The family history researcher gets joy from a photograph, a fact, or a document, which somehow draws them closer to members of their own family from another generation. For some it must give a great sense of belonging, as they see their knowledge and therefore their family grow. I never knew my grand parents and apart from my parents my other relatives did not require all of the fingers on one hand to list them. In many ways my family was made up of the customers who came to my parents' shop and whose voices at night were raised as they sang much loved songs in the Barrack Cellars opposite whilst I lay in my bed. 

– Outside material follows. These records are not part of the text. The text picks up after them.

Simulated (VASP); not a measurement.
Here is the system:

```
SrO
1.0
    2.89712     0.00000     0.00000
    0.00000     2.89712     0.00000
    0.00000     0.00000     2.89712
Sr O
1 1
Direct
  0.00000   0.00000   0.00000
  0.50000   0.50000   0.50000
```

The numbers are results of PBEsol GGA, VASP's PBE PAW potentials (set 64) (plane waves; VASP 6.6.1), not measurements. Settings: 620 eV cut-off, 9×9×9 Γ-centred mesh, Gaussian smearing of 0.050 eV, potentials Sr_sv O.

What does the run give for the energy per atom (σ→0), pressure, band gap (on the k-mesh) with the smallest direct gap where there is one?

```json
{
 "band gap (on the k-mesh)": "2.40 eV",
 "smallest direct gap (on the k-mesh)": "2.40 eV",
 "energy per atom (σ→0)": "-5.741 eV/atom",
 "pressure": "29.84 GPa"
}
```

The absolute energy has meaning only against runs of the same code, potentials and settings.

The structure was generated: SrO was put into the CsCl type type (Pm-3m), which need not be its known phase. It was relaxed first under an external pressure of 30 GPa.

These sounds flooded back as I held the menu for the Artists Rifles Cadet Unit's Dinner. I could visualise the happy young men hoping to soon be commissioned. I visualised the tobacco smoke rising, guessed at the repartee and the reception they may have given to Sterndale Bennett with his Songs at the Piano and savoured the ribald remarks that might have followed L/corpl. Glyn Walters as he sang My Dreams. Try as I might I could not help wondering if The Two Gendarmes as rendered by Kinniburgh and Walters had lyrics which in any way were related to Three German Officers Crossed The Rhine and wondered how much wine our diners had with their six courses. The convivial atmosphere surely made many feel that they were part of a special family as indeed we who remember them also feel, but for how many was this to be close to The Last Call whose words were rendered by Tom Kinniburgh. How many, if only for the evening, were in love with Nellie Walker or Olive Sturgess and who were they? In my imagination I looked round the room and there was Margrett - to be a Lieut. on 10.7.1916 and wounded just before Christmas 1917. Mansell - Howe, gazetted Lieut. 11.7.1916, killed in action 9.8.1918. and Oakenfull, gazetted 11.7.1916, killed in action 9.10.1916. More fortunate than these was Hawksford who from being RSM was gazetted on 10.9.1916 and ended his war as a Major with an OBE and having been mentioned in dispatches. I wondered what Frank and John and others whose signatures have not yet been deciphered looked like. Good food and good company make good wine flow without a thought for the morrow, the morrow which for some may have brought the pounding of a great hangover but who knew nothing of an even greater pounding as the final barrage began at 6.25a.m. for this "morrow" was the first day of The Battle of the Somme. By nightfall twenty thousand Empire soldiers would take a drink no more. This battle would make these young hopefuls more urgently needed at the front but how many would survive to look back on the menu they had kept from that Holborn Restaurant dinner of the 30th June 1916. 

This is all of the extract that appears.